The Free-to-Play Revolution: How Chen Tianqiao Disrupted His Own Cash Cow

The Free-to-Play Revolution: How Chen Tianqiao Disrupted His Own Cash Cow

October 28, 2025
13 min read
By How They Began
At the height of Legend of Mir 2's success, Chen Tianqiao made a shocking decision: he made the game free. This is the story of how he invented the 'freemium' model and changed the gaming industry forever.

Key Takeaways

  • The courage to disrupt your own successful business model before a competitor does.
  • How to convert a threat (piracy) into a business opportunity (new users).
  • Understanding the psychology of virtual goods and microtransactions.
  • Why long-term market dominance is more valuable than short-term revenue protection.

Imagine this: It's 2005. Your company is sitting on a gold mine. Your core product, the online game Legend of Mir, is a money-printing machine based on subscription fees, with millions of paying users bringing you immense profits and market dominance. But a ghost has appeared: private servers. Rampant piracy is not only siphoning off your users but also eating into your revenue.

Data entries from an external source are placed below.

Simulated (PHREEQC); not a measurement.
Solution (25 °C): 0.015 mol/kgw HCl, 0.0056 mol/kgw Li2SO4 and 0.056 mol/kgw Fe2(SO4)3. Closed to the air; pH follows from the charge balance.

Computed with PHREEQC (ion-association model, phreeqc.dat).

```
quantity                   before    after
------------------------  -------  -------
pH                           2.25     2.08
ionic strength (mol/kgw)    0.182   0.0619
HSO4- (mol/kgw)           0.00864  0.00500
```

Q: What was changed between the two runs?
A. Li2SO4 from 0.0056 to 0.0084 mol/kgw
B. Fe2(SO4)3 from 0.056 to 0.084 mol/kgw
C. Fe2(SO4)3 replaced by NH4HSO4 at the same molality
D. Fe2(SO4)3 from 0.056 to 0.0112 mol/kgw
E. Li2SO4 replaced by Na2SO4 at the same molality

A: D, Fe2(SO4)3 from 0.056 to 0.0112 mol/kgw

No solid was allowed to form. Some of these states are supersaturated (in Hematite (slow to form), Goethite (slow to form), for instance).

What do you do? Do you pour massive resources into legal battles, hunting down every private server operator to defend your paid model? Or do you make a decision that seems utterly insane at the time: make your gold mine completely free for everyone and try to make money in a way no one has ever done before?

Chen Tianqiao didn't have to imagine. His choice not only destroyed the foundation for private servers to exist but also pioneered the business model that would come to dominate the entire internet industry: Freemium.

What you'll learn from Chen Tianqiao's story:

  • The courage to disrupt your own successful business model before a competitor does.
  • How to convert a threat (piracy) into a business opportunity (new users).
  • Understanding the psychology of virtual goods and microtransactions.
  • Why long-term market dominance is more valuable than short-term revenue protection.

A Crack in the Gold Mine

By 2005, the success of Shanda and Legend of Mir was the stuff of legends. By selling pre-paid cards for game time, Shanda had built a stable and powerful cash-flow empire. However, the empire's foundations were beginning to crack.

Due to an accidental leak of Legend of Mir's source code, thousands of "private servers" began popping up like mushrooms after a rain. These operators used the stolen code to set up their own servers, attracting players with free or extremely low-cost access. They even offered faster updates and more powerful, modified in-game items than the official version.

Shanda was mired in a grueling war against piracy. The legal department invested enormous effort in shutting down these servers, but with little success. There were too many of them to count, let alone eliminate. For every one they shut down, ten more would appear the next day. This cat-and-mouse game exhausted Chen Tianqiao, and the company's revenue took a real hit.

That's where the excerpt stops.